Democrats once fought to keep her from becoming Obama's education secretary. Now she's set to lead California's State Board of Education, where she could influence the national party's education stances.

Linda Darling-Hammond
(National Center on Education and the Economy)
When Barack Obama was first assembling his White House Cabinet in late 2008, one of his top candidates for education secretary was Linda Darling-Hammond, the Stanford University professor leading his education transition team. Her selection would have been a rebuke to the leading school reformers of the time -- charter school supporters who fought the teachers unions to advance policies like merit pay based on students' test scores.

Darling-Hammond opposed merit pay, had a union-friendly focus on education funding, and was seen by charter school advocates as a threat to their movement. The pro-charter political action committee Democrats for Education Reform (DFER) worked to prevent Obama from picking her, deploying what The Nation described as “a highly coordinated media campaign.”

In the end, the president-elect chose DFER’s preferred candidate -- Arne Duncan, the leader of Chicago's public school system. But a decade later, the Democratic Party is increasingly turning against DFER-style reforms like charter schools and merit pay, and Darling-Hammond is getting another opportunity to directly shape education policy -- in the nation’s most populous state. 

California Gov. Gavin Newsom, a Democrat, nominated Darling-Hammond last month to lead the State Board of Education. Education experts say her tenure will be closely scrutinized in policy circles and could end up influencing school systems across the country.

Her fellow board members are expected to vote her in as president this week. The state Senate will then have a year to confirm her appointment, which so far hasn’t produced any organized opposition.

“She's an ingenious choice by Gov. Newsom, largely because Professor Darling-Hammond has strong ties with the labor and the social justice communities,” says Bruce Fuller, an education professor at the University of California, Berkeley. “This contrasts the Obama era, and even [former Gov.] Jerry Brown's reign, when one wing of Democrats was pitted against the other. Professor Darling-Hammond has the robust capacity to unite educators and activists intent on building equitable schools.”

Fuller says Newsom’s selection suggests he’s “not warming to charter schools,” which are publicly funded but privately run, unless they have the same regulations as traditional public schools. Indeed, he already signed a new law that will require charter schools to follow the same transparency guidelines as public schools. Like much of the the Democratic Party, Newsom's education approach has shifted to become less favorable toward charters, which he supported when he was mayor of San Francisco.

Charters are intended to be innovative and free from bureaucratic red tape, but they divert taxpayer dollars from traditional schools, and many fail to outperform them.

Charter school opponents have mixed feelings about Darling-Hammond’s appointment.
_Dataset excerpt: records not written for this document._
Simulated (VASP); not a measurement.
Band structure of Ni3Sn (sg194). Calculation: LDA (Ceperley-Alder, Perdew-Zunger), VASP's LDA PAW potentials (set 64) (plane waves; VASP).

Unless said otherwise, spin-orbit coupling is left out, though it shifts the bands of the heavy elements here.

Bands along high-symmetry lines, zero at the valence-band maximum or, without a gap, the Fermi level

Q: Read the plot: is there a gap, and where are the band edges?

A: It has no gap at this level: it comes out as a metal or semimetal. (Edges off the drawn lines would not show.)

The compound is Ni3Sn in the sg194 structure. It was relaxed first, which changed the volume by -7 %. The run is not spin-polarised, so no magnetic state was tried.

“Until recently, I felt sure that Linda understood the damage charters and privatization do to public schools,” says Diane Ravitch, a prominent education historian who served as U.S. assistant secretary of education under President George H. W. Bush and is a leading critic of the school choice movement. “But she and her team recently published a report on choice accepting charters as part of the ‘tapestry’ of American schooling. ... I’m hoping she will insist on accountability for charters and speak for the 90 percent [of students] in public schools.”

Carol Burris, executive director of the anti-charter Network for Public Education, believes Darling-Hammond will at least crack down on for-profit charters, even if she leaves the nonprofits alone.

“We are hoping that the best of Linda Darling-Hammond prevails,” she says.

During his State of the State address, Newsom described "charter school growth" as one of California's education “stressors,” along with “understaffed schools, overcrowded classrooms, pension pressures [and] the achievement gap.” He noted that California ranks toward the bottom in per-pupil funding and said he wants to invest more state dollars in education. 

Darling-Hammond declined Governing’s request for comment but told EdSource that she would largely seek continuity with the policies of former Gov. Jerry Brown and former State Board of Education President Michael Kirst. 

Brown -- a founder of two charter schools -- vetoed the charter transparency legislation that Newsom is now pushing and was generally hesitant to regulate charters. He did, however, sign a bill last year meant to ban for-profit charters. But school choice critics like Burris question its effectiveness.

"No matter how well intended, [the new law] will not shut down California’s for-profit schools anytime soon. In some ways, it may make matters worse by obscuring the reality of what many charter schools are ... And whether they are for-profit or nonprofit, there will still be ample opportunity in the charter sector for profiteers to take advantage of the public treasure and trust," Burris wrote in The Washington Post.

Under Brown and Kirst's control, the state also changed funding formulas to target low-income and high-needs students, created a new state accountability system, and expanded efforts to address teacher shortages, especially for math, science and special education.

Brown and Kirst “laid a strong foundation for a new approach to 21st-century learning,” Darling-Hammond told EdSource. She hopes to be “continuing that very strong trajectory” while “taking it to the next level.”

Her nomination comes as education politics in the Democratic party are moving to the left. One of the ideas gaining traction is a moratorium on charters. But Rick Hess, one of the nation’s most prominent education scholars, who directs education policy studies at the conservative American Enterprise Institute, doubts Darling-Hammond would adopt that policy. He says she's not the kind of "school-choice-hating, social-issue-crusading firebrand" he might have expected from Newsom.

“Linda looks positively Blue Dog compared to some of that stuff,” Hess says. “My sense is she's sympathetic to all of that, but .... I think for political and practical reasons, she would counsel against going nearly [that] far."

Still, Hess believes Darling-Hammond's influence will extend outside California as Democrats chart a new course on education policy in 2020 and beyond.

 
*CORRECTION: A previous version of this stated that California Gov. Gavin Newsom was fast-tracking legislation to require charter schools to follow the same transparency guidelines as public schools. He had already signed it in early March.